Trivia! The Church of the Theotokos was erected not far from the convent of the Savior on the instructions of Euphrosyne around 1155. A men’s monastery was also built there. At Euphrosyne’s request, the Ephesian icon of the Theotokos was brought from Constantinople. A legend has it that it was painted by Holy Apostle and Evangelist Luke. Today this icon, given as a blessing for the marriage of Alexander Nevsky with Polotsk Princess Alexandra, is keptin the Alexander Nevsky Church in the village of Knyazhye Ozero, Moscow Metropolia. However, the Polotsk monastery of the Theotokos founded by Euphrosyne ceased to exist several centuries later.

But the convent of the Savior has survived throughout the centuries! After the capture of Polotsk by the army of King Stephen Báthory the convent came into possession of the Jesuits (1580-1820, with a break in 1654-1667), and from 1820 to 1832 it was run by the Piarists.

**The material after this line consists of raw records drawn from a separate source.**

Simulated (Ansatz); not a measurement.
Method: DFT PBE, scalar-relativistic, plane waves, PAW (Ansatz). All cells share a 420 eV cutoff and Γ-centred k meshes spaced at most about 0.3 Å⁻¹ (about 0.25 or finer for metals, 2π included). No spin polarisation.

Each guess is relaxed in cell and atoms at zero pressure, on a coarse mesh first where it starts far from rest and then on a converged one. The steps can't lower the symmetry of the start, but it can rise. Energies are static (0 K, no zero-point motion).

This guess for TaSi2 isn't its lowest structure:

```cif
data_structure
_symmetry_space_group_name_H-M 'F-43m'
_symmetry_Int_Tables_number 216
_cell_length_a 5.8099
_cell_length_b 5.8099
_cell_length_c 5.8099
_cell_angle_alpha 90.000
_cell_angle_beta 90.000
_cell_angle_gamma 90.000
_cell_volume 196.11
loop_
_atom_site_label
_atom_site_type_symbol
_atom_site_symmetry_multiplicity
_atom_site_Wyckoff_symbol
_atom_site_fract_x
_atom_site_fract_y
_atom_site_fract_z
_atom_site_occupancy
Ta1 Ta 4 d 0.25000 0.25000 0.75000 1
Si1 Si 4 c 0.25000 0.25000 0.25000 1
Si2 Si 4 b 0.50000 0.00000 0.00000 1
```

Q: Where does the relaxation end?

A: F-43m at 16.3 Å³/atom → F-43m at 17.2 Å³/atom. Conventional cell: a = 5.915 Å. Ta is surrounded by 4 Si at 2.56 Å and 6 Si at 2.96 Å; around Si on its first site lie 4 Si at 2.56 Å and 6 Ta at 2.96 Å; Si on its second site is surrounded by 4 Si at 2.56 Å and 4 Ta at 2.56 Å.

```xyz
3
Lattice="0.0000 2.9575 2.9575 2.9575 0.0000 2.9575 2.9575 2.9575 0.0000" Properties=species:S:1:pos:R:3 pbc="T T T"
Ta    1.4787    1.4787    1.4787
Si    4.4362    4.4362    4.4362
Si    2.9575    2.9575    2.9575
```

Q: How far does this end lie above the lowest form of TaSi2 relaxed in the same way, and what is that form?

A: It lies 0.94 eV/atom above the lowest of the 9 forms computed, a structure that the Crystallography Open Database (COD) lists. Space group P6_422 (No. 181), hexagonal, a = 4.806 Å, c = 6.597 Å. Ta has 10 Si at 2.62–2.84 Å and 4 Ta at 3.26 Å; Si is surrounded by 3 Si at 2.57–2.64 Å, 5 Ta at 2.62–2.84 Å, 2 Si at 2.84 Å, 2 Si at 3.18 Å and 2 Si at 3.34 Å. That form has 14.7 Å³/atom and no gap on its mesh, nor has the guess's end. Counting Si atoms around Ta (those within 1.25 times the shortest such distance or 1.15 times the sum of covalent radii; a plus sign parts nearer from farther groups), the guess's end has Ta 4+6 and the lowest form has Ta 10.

In 1841, the Holy Synod issued a decree to revive the ancient convent near the Church of the Savior. In 1844 the St. Euphrosyne Women’s School was opened at the convent.

The convent started growing, becoming not only an important religious center, but also a beautiful architectural specimen. A new stone church was erected on the site of the dilapidated house church in 1847. The new church was consecrated in honor of St. Euphrosyne.

In 1897, the five-domed Holy Cross Cathedral rose above the convent. Contemporaries were delighted with its grandeur and elegant interior decoration that included paintings, ornamental iconostasis and mosaic floors made of marble and cement slabs.

In 1910, the relics of the holy abbess were returned to the Savior and St. Euphrosyne Convent. They were delivered by steamship from Kiev to Orsha, and from Orsha they were solemnly carried by clergy, monks and ordinary believers to Polotsk along a roundabout route through Vitebsk.

During the First World War, the nuns and the relics of the convent were evacuated to the Avraam Monastery in Rostov, where they remained until 1921.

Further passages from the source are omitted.